Can you comment on the level/quality of play between the various NCAA Divisions? Our daughter has good academic standing, e.g. AP Honors scholar, 4.3 GPA and has played club at an elite/power level We are looking for a school setting with a strong academic offering, though certainly not at an Ivy League level, that also can keep her volleyball interest for four years.
We have seen some top level Division 1 games, but not any Division II or III teams and don't have a good reference point to compare them to where our daughter's ability could fit. Is it a fair assumption that D-II and D-III schools that historically rank in the, say top 50 Pablo, RKI or AVCA, have a quality of play that is better than many of the bottom tier D-I programs?
Comparing the different levels of play with NCAA Divisions can be difficult. Of course, the top tier DI teams would overwhelm the very best DII and DII teams, but once you get outside the Top 100, it starts to get a little fuzzy.
Remember that there are over 300 DI teams and too many of them trade on the name "Division I", when in fact, they are not supported like a traditional DI program. If you were to survey the available scholarships, budgets and staffing of the last 100 of the DI programs, you might be surprised at what you would find.
My belief is that the Top 20 Division II programs would be competitive against those DI programs outside the Top 100, and would be victorious more often than not against those teams below 150. Crazy? Not so much when you look at the influence of international players. To transfer from a JC to a NCAA Division II school, a player does not have to graduate, just transfer a minimum of 48 semester hours. Division I rules require graduation, and because of the English learning curve, many international volleyball players spend the first semester or two mastering English which limits the amount of graduation hours that they bank.
Many of the international Division II players are equal to or better than so many good DI players, but they just could not get up to speed on the English language fast enough. This situation, combined with American players with Division I ability that find a better geographic, academic or coaching fit with a Division II team, allows the top DII teams the ability to successfully compete against the bottom half of Division I.
I would be comfortable extending the DII number to maybe the Top 30 or so against the bottom half of DI, but that would be about it.
In terms of the competitive relationship between Division II and Division III, that is a tougher call. Division III is quite the grab bag of volleyball programs. Remember that DIII is not allowed to provide scholarship support based on athletics - all funds have to be from academic or merit sources. Of course, there is the rule and there is reality. I know of a few schools that tend to weight certain grade point averages a bit heavier when the student also happens to be a good player. On the other end of the spectrum, there are DIII schools that look at their NCAA athletic programs as nothing more than recreational sports - no class time is to be missed, students are encouraged to miss practice and competitions as to prepare for tests and papers, daily practice time is limited to 1.5 hours, etc.

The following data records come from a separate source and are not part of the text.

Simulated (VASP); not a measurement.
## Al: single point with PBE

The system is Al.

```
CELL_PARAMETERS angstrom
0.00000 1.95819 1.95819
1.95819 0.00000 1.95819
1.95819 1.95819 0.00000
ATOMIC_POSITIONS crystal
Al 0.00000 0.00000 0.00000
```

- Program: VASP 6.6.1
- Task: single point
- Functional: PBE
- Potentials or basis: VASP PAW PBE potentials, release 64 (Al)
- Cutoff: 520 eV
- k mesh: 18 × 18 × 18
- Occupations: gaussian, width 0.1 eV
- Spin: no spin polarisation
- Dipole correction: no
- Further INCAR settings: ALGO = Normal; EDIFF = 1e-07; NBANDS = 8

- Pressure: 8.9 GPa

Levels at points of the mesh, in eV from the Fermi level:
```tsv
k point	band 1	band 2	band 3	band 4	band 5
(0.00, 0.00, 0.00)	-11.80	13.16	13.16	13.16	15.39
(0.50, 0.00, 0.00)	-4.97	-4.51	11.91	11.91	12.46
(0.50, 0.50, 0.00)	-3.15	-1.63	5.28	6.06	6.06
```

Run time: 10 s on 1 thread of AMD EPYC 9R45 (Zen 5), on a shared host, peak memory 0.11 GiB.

I think we could make the same analogy between the Top 30 or so Division III programs and the bottom half of the DII ranks. Yet, because of the diverse nature of scholarships for DII and the philosophy of DIII this is a tough comparison.
With Division III, and to a certain degree Division II, it is important to take note of the geographic location of each school. Many Division I schools have the financial support in scholarships and recruiting budget to overcome a poor location for volleyball recruiting - think about the SEC. There a number of very good Division III schools located in the north central parts of the USA because that region enjoys an abundance of talented players, who may not want to travel far from home to play and are more comfortable going the DII or DIII route.
With the academic interests of your daughter, combined with her skill level, she is in a good position to have some quality choices for her future. There are so many top tier academic schools that sponsor very good volleyball programs. At any NCAA division, you can easily point to any number of top flight schools and teams.
The only suggestion that I would make is to get out and experience the difference in divisions first hand. It does not even need to be during the season - go watch a spring practice. Take a road trip (or two) and experience what a lower Division I volleyball school is like, do the same to take in a couple of top flight Division II and Division III programs; I think you may be surprised by what you find. I have been to many wonderful schools - beautiful campuses, nice part of the country, great facilities - that were either Division I schools that were not well known or where in the DII/DIII classification.